There was an article in the Telegraph on Tuesday, 8th March, with the headline: “Scientists pinpoint part of brain that hides the ‘root of all evil””.
According to the article “the part of the brain that switches on before aggressive behaviour is known anatomically as the ventrolateral part of the ventromedial hypothalamus, or VMHvl, because of its central location inside the brain on the underside of the hypothalamus.”
This was followed by an article in the same newspaper yesterday by Brian Masters (author of a book about the serial killer, Dennis Nilsen) under the heading: “You can explain evil, but you can never excuse it.”
Masters rightly points out that however much we might learn about specific brain function, it can never remove an individual’s responsibility for his actions. He also comments: “The matter of moral decision-making has perplexed and baffled mankind for thousands of years, and most of the attempts to explain it are circular, searching for a language which might penetrate matters incapable of resolution.”
The Christian explanation for evil is for me the most coherent and reasonable: humans are radically flawed in their nature (“original sin”) and have a lifelong struggle to overcome their sinful instincts while they face a 3-pronged assault from the world, the Devil and the flesh, as the Penny Catechism so succinctly puts it.
Whatever brain trauma you might have suffered or however appalling your upbringing and circumstances, you are still responsible for how you behave.
This is a tough message but also a comforting one. It allows a person a certain dignity: you are not a permanent victim of unhappy experiences or a bundle of uncontrollable impulses, but someone capable of change, betterment – indeed, what Christians call “metanoia” or spiritual transformation.
Although Masters is right to state that “The man who behaves violently does so because he wants to. He has the will to decide and to act upon that decision”, he is wrong when he adds: “To use the word ‘evil’ in this connection is itself an admission of defeat. It is an occult word, incapable of definition in the real world. In effect, it means ‘I don’t know.'”
Actually the word “evil” is perfectly clear and intelligible; there is nothing “occult” about it. I suspect Masters dislikes it because of its religious connotations. It implies a moral choice to do something wicked – the opposite of doing something good. You don’t have to be a neurologist or philosopher to know it when you see it.

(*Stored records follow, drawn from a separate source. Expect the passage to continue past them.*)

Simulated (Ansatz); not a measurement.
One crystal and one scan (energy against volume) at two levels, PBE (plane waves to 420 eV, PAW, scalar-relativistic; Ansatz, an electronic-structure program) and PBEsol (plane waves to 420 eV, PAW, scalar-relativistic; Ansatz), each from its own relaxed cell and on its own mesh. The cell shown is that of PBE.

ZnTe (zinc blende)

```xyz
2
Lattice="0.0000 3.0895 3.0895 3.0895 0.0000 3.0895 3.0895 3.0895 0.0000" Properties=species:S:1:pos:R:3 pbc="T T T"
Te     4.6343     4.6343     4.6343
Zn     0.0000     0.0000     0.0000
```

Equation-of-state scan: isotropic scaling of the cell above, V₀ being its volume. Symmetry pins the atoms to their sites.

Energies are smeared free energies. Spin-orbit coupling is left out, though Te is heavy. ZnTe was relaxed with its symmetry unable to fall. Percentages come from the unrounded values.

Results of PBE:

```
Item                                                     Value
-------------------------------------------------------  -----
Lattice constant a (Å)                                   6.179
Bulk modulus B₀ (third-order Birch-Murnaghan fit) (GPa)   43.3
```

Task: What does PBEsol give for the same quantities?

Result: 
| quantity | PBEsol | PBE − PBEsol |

I have just been reading the recent biography of Raoul Wallenberg, the Swedish hero who saved thousands of Jews in Hungary in 1944-45 from repeated attempts by the local Nazis under the orders of Adolf Eichmann to exterminate them. Wallenberg was a good man who chose to try to save the lives of Jews who were being hounded to death. Eichmann was an evil man who chose to hound to death as many Jews as he could.
“The evil that men do lives after them” wrote our greatest writer, Shakespeare, in Julius Caesar. And Milton followed this in Paradise Lost with the chilling words: “Evil be thou my good”.
Sometimes the poets get to the heart of the matter more revealingly and illuminatingly than brain specialists and criminal investigators.